Advanced subsearches and transactions in Splunk: Tracing qmail deliveries
The email in question was part of a larger mail processing job, and we're using qmail to process these mails. Yes, qmail – it works great when it comes to doing high-volume, outbound-only deliveries in short time.
The problem challenge is that qmail has an interesting way of logging in the
current log, which looks like this:
@400000005aa66b052a527324 new msg 33778541@400000005aa66b052a527edc info msg 33778541: bytes 7703 from <email@example.com> qp 21534 uid 64011@400000005aa66b052a840e5c starting delivery 7512293: msg 33778541 to remote firstname.lastname@example.org@400000005aa66b060a418aac delivery 7512293: success: 184.108.40.206_accepted_message./Remote_host_said:_250_OK_id=1evM4J-0005W8-QC/@400000005aa66b060a419a4c end msg 33778541
I am not talking about the funny-looking tai64 timestamps, but rather the message and delivery ids. There are several problems with this:
- The message id is based on the Linux filesystem inode id for the mail file sitting in the queue. While being unique at a given time, multiple different mails will use the same message id over time.
- The delivery id is just a counter that increments with every message processed. It will start from scratch if you restart qmail, and so again, this id is not unique over a longer time.
- While you get the information that a particular delivery has been started for a given message id, all further information regarding the progress of this delivery is logged only with the delivery id, but does not show the message id again. That's probably due to the way the qmail architecture uses different processes for isolated tasks.

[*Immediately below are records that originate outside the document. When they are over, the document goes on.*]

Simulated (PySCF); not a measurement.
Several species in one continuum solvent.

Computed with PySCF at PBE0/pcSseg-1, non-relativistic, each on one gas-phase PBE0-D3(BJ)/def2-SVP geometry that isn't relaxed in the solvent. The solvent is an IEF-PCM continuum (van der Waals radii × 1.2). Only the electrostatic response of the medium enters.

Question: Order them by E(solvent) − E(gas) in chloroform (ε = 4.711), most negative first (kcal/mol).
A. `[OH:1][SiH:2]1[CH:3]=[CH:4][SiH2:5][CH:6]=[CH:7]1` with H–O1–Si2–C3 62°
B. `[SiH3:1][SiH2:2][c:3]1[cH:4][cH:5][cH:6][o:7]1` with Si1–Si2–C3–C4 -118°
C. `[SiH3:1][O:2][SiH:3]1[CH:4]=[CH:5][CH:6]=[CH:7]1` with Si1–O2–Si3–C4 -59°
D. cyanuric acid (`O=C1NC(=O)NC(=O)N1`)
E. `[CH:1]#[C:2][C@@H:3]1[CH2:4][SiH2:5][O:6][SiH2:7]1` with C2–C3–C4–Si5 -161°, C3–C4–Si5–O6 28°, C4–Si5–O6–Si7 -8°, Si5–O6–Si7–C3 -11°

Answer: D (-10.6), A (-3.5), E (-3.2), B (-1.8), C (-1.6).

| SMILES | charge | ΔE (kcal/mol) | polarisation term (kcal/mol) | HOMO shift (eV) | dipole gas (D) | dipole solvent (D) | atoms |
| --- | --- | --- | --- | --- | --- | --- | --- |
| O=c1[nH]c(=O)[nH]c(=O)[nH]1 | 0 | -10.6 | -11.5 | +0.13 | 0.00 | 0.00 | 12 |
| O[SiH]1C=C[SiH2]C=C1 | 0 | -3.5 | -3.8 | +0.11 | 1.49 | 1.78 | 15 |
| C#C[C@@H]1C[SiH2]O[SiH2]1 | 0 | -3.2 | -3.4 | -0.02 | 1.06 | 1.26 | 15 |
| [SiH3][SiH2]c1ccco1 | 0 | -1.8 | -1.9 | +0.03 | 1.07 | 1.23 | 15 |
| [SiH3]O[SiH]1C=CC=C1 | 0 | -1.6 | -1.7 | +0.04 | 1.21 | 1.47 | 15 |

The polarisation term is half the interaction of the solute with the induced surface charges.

In order to get a comprehensive Splunk report for a given email address and to make it run in acceptable time, I had to learn about Splunk subsearches and transaction grouping.
Use a subsearch to narrow down relevant events
First, lets start with a simple Splunk search for the recipient address.
index=mail sourcetype=qmail_current email@example.com
In particular, this will find the
starting delivery events for this address, like the third log line shown above. Having done our homework, Splunk extractions are set up in a way that we get the
qmail_delivery fields for this event.
Now, in order to get a complete report including delivery progress, we need to consider all log events that include either the appropriate message id or delivery id.
With a default Splunk subsearch, the outer search will get all events where every field returned from the subsearch matches.
This works because Splunk applies the
format command implicitly on subsearches. Try this:
index=mail sourcetype=qmail_current firstname.lastname@example.org | fields qmail_msg qmail_delivery | format
This will return a single event with a field named
search and a value like
( ( qmail_delivery="8227046" AND qmail_msg="33565415" ) OR ( qmail_delivery="7947353" AND qmail_msg="33719121" ) OR ...)
Splunk will first execute the subsearch. Then, the value from this
search field is taken as a replacement for the subsearch part of the query. Finally, the resulting query is executed.
You can, in fact, put the format command in your subsearch yourself and use parameters to modify the resulting string. Let's do this and directly combine it with a subsearch:
index=mail sourcetype=qmail_current [ search index=mail sourcetype=qmail_current email@example.com | fields qmail_msg qmail_delivery | format "" "" "OR" "" "OR" ""]
This search fetches all log events that either have a message id or a delivery id for any message or delivery ids that appears in context with the recipient address.
Group events as transactions
You can then use the transaction command to group events. As you can see from the log excerpt above, qmail transactions start with
new msg and end with
end msg. We need to pick the message id from the start event and also include all events that have this message id and occur before the end event.
Additionally, the delivery id makes up the transaction. The transaction command is smart enough to pick up any delivery id that appears together with the message id we're following, and it can use this delivery id to include further events, even if they lack the message id. The transaction documentation has an example for this.
Adding a maximum duration between single transaction events for added performance, this gives us
| transaction qmail_msg qmail_delivery startswith="new msg" endswith="end msg" maxpause=1h
Now the last step is to once again filter out transactions that do not contain our intended recipient. Those transactions may show up because, as I stated in the beginning, the ids used by qmail are not unique. So while the subsearch finds the right ids for our particular recipient, the outer search may produce too many intermediate results.
We remove those transactions by applying a final
| search firstname.lastname@example.org
Putting it all together, we get
index=mail sourcetype=qmail_current [ search index=mail sourcetype=qmail_current email@example.com | fields qmail_msg qmail_delivery | format "" "" "OR" "" "OR" "" ] | transaction qmail_msg qmail_delivery startswith="new msg" endswith="end msg" maxpause=1h | search firstname.lastname@example.org
Most Splunk queries like this seem to do magic. And once they work, you tend to forget how they work or why they probably produce correct results. In part, this is why I am writing this up as a note to my future self.
Also, because a query like this is hard to remember or to re-construct, I saved this search as a Splunk dashboard. That allows you to add a handy input box for the address et voilà, we have a simple-to-use interface for our next support call.